Analysis of Engineering Systems:
While designing an intelligent engineering system/smart machine with mechatronic components and software, engineers have a few options. They can use
-
1. Numerical Techniques
-
2. Closed-form equations or physics models
-
3. Data-driven AI/ML models
1&2 use engineering relationships established through physics and solve those relationships through numerical or closed-form techniques. 3 is purely based on data. The first two methods can produce excellent results when the approximations of the physics modelling are properly taken care of. However, they become increasingly complicated for complicated machines and require intense domain knowledge. Even when all those are available, the behaviours of the systems observed through measurable variables tend to drift from predicted behaviours because of various approximations in modelling. This poses challenges for AI specialists and cyber-physical system engineers trying to develop a smart machine. Using 3 and available data they can generate a model for synthetic data which can show them the behaviour of the system.
Do we need Synthetic Data for Engineering Systems?
Synthetic data, when designed properly, is a perfect solution for understanding, designing, and controlling complicated smart machines. While designing such a system with hierarchical control – be it Connected Devices with DCS or autonomous engineering systems, software engineers need synthetic data for simulations and building the right AI systems. Engineers need data for corner cases, state transitions, or impending failures. The engineering community have already seen how synthetic data is leveraged by the autonomous car and drone industries. A similar effort is necessary for the rest of the engineering systems if autonomous and semi-autonomous behaviours need to be built in smart machines to realize the dream of Industry 4.0.
Dynamic System and Synthetic Data
Most of engineering systems spew time series through their observable and measurable I/O variables. Though a lot of research effort is spent on images, languages, and communication networks, there is a relative dearth of research on predicting synthetic data for time series of engineering machines with multi-dimensional I/Os – which are essentially all the machines and systems used in engineering space.

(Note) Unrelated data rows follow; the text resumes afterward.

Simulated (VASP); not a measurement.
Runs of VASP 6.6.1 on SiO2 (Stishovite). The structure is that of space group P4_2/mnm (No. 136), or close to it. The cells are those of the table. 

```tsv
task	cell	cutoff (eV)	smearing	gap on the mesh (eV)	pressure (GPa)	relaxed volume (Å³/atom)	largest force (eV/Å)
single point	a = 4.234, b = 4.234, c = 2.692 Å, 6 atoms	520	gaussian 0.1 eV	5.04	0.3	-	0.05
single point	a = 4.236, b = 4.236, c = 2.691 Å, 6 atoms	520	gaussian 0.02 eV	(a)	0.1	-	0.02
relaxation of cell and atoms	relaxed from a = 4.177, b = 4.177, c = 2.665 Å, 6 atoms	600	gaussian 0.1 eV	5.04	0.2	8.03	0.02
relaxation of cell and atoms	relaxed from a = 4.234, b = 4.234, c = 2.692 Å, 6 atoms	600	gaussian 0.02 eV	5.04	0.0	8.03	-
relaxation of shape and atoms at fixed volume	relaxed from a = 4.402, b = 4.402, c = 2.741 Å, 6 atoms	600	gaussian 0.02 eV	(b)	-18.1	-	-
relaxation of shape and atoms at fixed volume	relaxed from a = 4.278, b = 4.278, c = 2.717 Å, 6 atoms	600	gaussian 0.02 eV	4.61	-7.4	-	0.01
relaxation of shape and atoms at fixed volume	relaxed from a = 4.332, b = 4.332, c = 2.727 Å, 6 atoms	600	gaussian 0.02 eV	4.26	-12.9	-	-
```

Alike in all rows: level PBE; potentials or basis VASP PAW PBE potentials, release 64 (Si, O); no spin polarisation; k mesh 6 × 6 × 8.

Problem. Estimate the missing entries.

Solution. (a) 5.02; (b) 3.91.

Creating a synthetic data model that can predict the multi-dimensional time-dependent I/O variables for different system parameters, and their transitions is equivalent to creating a dynamic model of the system. That is exactly what is required to simulate the corner cases and understand state transitions.
The model of the above type can be trained from the existing time series data collected experimentally from the same class of machines. These sets of time series data labelled by each unique parameter value, also called condition/regression variables, are the main source of creating a data-based dynamic model of the system. Not many tools are available for software engineers that can handle conditional time series. And when the conditioned variables as continuous, which is true for most of engineering systems, the work done is simply not sufficient.
A Few Available Algorithms
Vector Autoregression ( VAR) and Long Short Term Memory ( LSTM) can be used for predicting multi-variate time series. Those are often used to synthesize time series but their usage is limited to simple cases. A high level of success in real-life engineering time series synthesis is achieved by Generative Adversarial Network (GAN)–based algorithms that use LSTM for discriminators. Randomly Condition GAN (RCGAN) and Time Series GAN (TSGAN) are two good algorithms that can be used for synthetic time series generation. DoppelGANger (DG) which is an improvement over the previous algorithms needs a special discussion in this context. Though condition variables are handled in any Conditional GAN (CGAN) algorithms but DG treats condition variables and I/O data by two interdependent discriminators. In a very crude sense, DG uses a two-step process of synthesizing individual time series for one condition and then regress over various conditions to establish the relationship between their time-series data. This is very intuitive from a dynamic system POV, especially when the relationships are linear or mild non-linear.
Synthetic data for smart machines is not very well ventured and their generalization properties are not well researched. With the growth of AI in engineering domains – Industrial, construction, mining, O&G synthetic data models will be researched further and it will also improve the AI deployment in the connected and autonomous machines.